Labour: ‘No need’ for 12GW of nuclear generation by 2035

A government projection that the UK will need 12GW of new nuclear power by 2035 has been “superseded” by advances in other technologies, the shadow energy minister has claimed.

Alan Whitehead told an online seminar, organised this morning (29 April) by the New Nuclear Watch Foundation, that existing business, energy and industrial strategy (BEIS) department projections show that nuclear should supply 12GW of the 93 GW of new generation capacity that will be required by the middle of the next decade.

Whitehead said the government’s target for deploying 30GW of offshore wind by 2030, combined with progress on rolling out interconnectors and storage technology, means that this level of new nuclear generation will no longer be required.

“The projection that 12GW of new nuclear are needed has been superseded.

“There probably would be no need to place 12GW of nuclear onto the system over that period.”

He also said if nuclear projects are developed, the government should shoulder the development costs and then put them out to tender to operate.

“If the state decides to underwrite nuclear, it has to decide whether to put money into expensive nuclear or renewables and energy efficiency, possibly at a lower cost and with a much more certain outcome.

“The nuclear industry has to make clear to policy makers that issues facing nuclear have been resolved so that nuclear can play a large role.”

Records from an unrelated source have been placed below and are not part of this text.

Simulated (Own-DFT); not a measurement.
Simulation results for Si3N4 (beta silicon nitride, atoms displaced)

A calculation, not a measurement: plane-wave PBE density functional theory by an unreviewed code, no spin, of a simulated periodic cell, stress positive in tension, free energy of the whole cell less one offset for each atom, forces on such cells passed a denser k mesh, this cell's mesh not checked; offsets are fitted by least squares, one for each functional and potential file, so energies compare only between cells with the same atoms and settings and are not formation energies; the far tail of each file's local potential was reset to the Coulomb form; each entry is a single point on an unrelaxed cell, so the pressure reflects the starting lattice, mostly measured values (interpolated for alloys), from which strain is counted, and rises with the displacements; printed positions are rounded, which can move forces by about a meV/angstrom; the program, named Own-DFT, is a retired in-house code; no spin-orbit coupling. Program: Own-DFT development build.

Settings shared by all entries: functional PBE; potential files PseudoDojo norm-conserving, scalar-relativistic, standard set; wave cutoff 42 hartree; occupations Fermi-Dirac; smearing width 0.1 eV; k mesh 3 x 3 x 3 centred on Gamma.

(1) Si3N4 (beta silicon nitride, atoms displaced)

Whitehead, who was recently reappointed to the post of shadow energy minister by new Labour leader Sir Keir Starmer, also said that in order to achieve the UK’s 2050 net-zero target the government cannot rely on the market to deliver solutions on its own.

As an example of the more active role that the government should play in energy policy and regulation, he pointed to how it had mandated the transition to more efficient, condensing gas boilers.

Similar decisions will be required around providing incentives for developing batteries and pump storage, he said.

But Kirsty Gogan, co-founder and executive director of Energy for Humanity, told the event that nuclear has a role to play in providing the power that will be needed to get hydrogen fuel production of the ground.

“Nuclear technology could make a very major contribution to parts of the decarbonisation problem that are very largely unsolved,” she said.

Martin Wright, chair of the Renewable Energy Association, said that nuclear and renewables are both low carbon technologies and should not seek to compete with one another. “The common goal is to end the use of fossil fuels in energy.”